Sunday, August 2, 2009

Fatah Tries For A Comeback

Nearly a generation has passed since the once dread Fatah had its last plenary conference. The divided, demoralised, and (at least in Gaza) defenestrated group, once headed by Big Time Terrorist and Wannabe Statesman, Yasser Arafat, has fallen on hard times. The conference is scheduled to start shortly in Bethlehem. It looks to be another roadblock to peace.

The draft outline platform calls for such peaceful features as "limited" violence directed against Israeli towns on the wrong side of that ancient artifact from the 1949 truce, the "Green Line," as well as the so-called "wall." The wording of the platform rules out any compromise, or even recognition of Israel--at least as a Jewish state.

The platform--and at least some Fatah leaders such as the worthy in East Jerusalem, Hatem 'Abd Al-Qadar-- demands a "strategic alliance" with Iran. Yep, that would sure be a giant step toward a peace between Arabs and Israel.

While the Likud firebrand and current Transportation Minister Yisrael Katz is over the edge calling the outline draft platform "a declaration of war," the document is neither a roadmap to peace nor a open hand for President Obama. The Men of Fatah seem bound and determined to at least equal the Saudi ForMin in sheer cussedness.

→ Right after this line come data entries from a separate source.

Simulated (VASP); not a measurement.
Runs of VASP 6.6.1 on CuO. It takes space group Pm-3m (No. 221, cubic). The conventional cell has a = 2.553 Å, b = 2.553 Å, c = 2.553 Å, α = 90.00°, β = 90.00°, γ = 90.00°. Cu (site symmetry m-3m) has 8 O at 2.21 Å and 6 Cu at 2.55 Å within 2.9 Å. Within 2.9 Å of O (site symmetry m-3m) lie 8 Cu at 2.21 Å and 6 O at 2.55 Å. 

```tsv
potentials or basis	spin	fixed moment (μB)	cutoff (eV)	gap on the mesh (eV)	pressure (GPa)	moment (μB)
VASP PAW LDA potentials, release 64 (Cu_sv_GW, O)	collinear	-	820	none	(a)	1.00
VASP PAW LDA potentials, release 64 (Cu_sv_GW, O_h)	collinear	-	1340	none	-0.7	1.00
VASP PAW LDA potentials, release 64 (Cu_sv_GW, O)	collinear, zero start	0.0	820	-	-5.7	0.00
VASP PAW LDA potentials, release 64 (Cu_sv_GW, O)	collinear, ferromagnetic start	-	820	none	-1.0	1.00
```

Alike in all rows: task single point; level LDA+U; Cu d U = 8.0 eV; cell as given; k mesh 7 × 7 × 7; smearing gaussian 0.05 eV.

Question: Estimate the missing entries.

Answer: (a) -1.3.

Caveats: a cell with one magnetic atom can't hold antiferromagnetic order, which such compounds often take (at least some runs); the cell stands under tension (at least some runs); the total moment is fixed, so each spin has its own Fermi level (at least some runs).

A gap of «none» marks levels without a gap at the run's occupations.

Only by outdoing the Islamist jihadists of Hamas do the Fatahites believe they can overcome both the generation gap and the odor of graft, corruption, impurity, and impiety which clog the noses of so many Palestinans. Only by outdoing the Islamist jihadists of Hamas will it be possible to reclaim the premier status Fatah enjoyed way back when ole Yasser stood at the podium at the UN General Assembly with a pistol on his hip.

Only by outdoing the Islamist jihadists of Hamas will Fatah emerge from the shadows and dominate the lackluster Palestinian Authority and successfully challenge Hamas for the status of capo. Perhaps this is why Mohammed Ghneim has returned after forty years in exile. His return is intended to have two results.

His lesser intention is to boost Mohammed Abbas who has been attacked by another alte kampfer, Farouk Kaddoumi, who accused Abbas of having poisoned Arafat. Sure is a whole lot of brotherly love and good vibes in Fatah, isn't there?

Ghneim's second goal is getting himself elected jefe grande. He sees himself as the anointed, pure successor of Arafat.

Ghneim is an intransigent. That is why he stayed in exile for nearly twenty years after Arafat returned to the West Bank. He had vowed to return only to a "Palestinian state." Now he intends to take the reins of a newly revitalised, again quite militant Fatah and outpoint Hamas so that unity again exists. This, plus a harder hard-line against Israel will make Fatah the single player bringing an (expanded) Palestinian Authority into existence.

None of these developments any more than Hamas' continued bitter opposition to Fatah can give any encouragement to any diplomatic types who vest hope for peace in the upcoming conflab. Nor can a certain Nice Young Man From Chicago currently occupying the Oval Office take any comfort in the launching of Fatah 3.0.

The aging Ghneim is a revolutionary. He still is what Arafat once was many, many years ago, a committed revolutionary coveting a totalistic goal. He is not a statesman in the making. No. The old man of Fatah knows this is his last grasp at the big gold ring. With the help of younger, more radical members of Fatah as well as those whose grudge load against the current PA and Hamas is heavy, he may claim the top job. Then the Mideast will be in for a load more of bloodshed.

After a brief flirtation with a sort of Thermidor, Fatah and the PA is poised for another round of co-option to the left, to the extreme, to more blood and gore. This is a very unpleasant prospect to contemplate. But, it is one on which a grip must be taken.

One might ask if the Obama administration, particularly the President and SecState are up to getting a firm hold on a prickly potential. One might be forgiven for dreading the response.